“Sunday Afternoon”
by Alice Munro
from Dance of the Happy Shades


For me “Sunday Afternoon” is one of the weaker stories in this collection, though the final scene is still powerful and surprising, making the slow and predictable build-up pay off. Perhaps Munro felt similar about the first part of the story because she did a sort of revision and a sort of sequel called “The Hired Girl,” which was published in The New Yorker in 1994 and later compiled in The View from Castle Rock.

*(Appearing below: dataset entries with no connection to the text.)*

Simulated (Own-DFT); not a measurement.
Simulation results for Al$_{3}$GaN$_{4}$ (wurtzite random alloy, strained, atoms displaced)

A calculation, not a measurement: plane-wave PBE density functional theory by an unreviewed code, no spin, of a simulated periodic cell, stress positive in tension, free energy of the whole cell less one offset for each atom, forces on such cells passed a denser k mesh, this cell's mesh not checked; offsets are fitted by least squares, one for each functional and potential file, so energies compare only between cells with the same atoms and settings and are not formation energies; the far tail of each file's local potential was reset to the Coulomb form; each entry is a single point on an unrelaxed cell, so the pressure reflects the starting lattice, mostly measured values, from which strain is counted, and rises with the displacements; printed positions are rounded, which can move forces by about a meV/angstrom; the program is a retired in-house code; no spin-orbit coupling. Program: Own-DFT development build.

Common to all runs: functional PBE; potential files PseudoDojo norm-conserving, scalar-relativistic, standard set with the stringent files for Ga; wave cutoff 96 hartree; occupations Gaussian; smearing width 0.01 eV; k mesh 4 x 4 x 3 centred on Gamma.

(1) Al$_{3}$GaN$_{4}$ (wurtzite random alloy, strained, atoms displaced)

Here we meet Alva who has come to work during the summer for the wealthy Gannetts. In the first part of the story, “Sunday Afternoon” is a fairly typical fish-out-of-water story, with Alva a stranger in the rich surroundings and trying to figure out how to navigate around the matriarch. Soon, the awkwardness and trepidation simply lead to loneliness as Ava spends more and more time doing her work alone, realizing that she is isolated and invisible most of the time.

In the middle of the story, we hear Alva’s own account in a letter to her family, which shows (perhaps too clearly) just how lonely she is:

Don’t worry about me being lonesome and downtrodden and all that maid sort of thing. I wouldn’t let anybody get away with anything like that. Besides I’m not a maid really, it’s just for the summer. I don’t feel lonesome, why should I? I just observe and am interested. Mother, of course I can’t eat with them. Don’t be ridiculous. It’s not the same thing as a hired girl at all. Also I prefer to eat alone.

As the summer heats up, it only gets worse. She’s not even sure she wants to go with the family to their island in the latter part of the summer. One Sunday afternoon the family is having a kind of party outside and Alva remains inside, acutely aware that she not even present enough to make a sound:

Nothing was the matter, but she felt heavy, heavy with the heat and tired and uncaring, hearing all around her an incomprehensible faint noise — of other people’s lives, of boats and cars and dances — and seeing this street, that promised island, in a harsh and continuous dazzle of sun. She could not make a sound her, not a dint.

But though it’s been rather predictable until now, something completely unexpected happens while Alva sits in the house that Sunday. A stranger who turns out to be one of Mrs. Gannett’s cousins walks in the room:

She waited, her back to the counter, and Mrs. Gannett’s cousin took hold of her lightly, as in a familiar game, and spent some time kissing her mouth.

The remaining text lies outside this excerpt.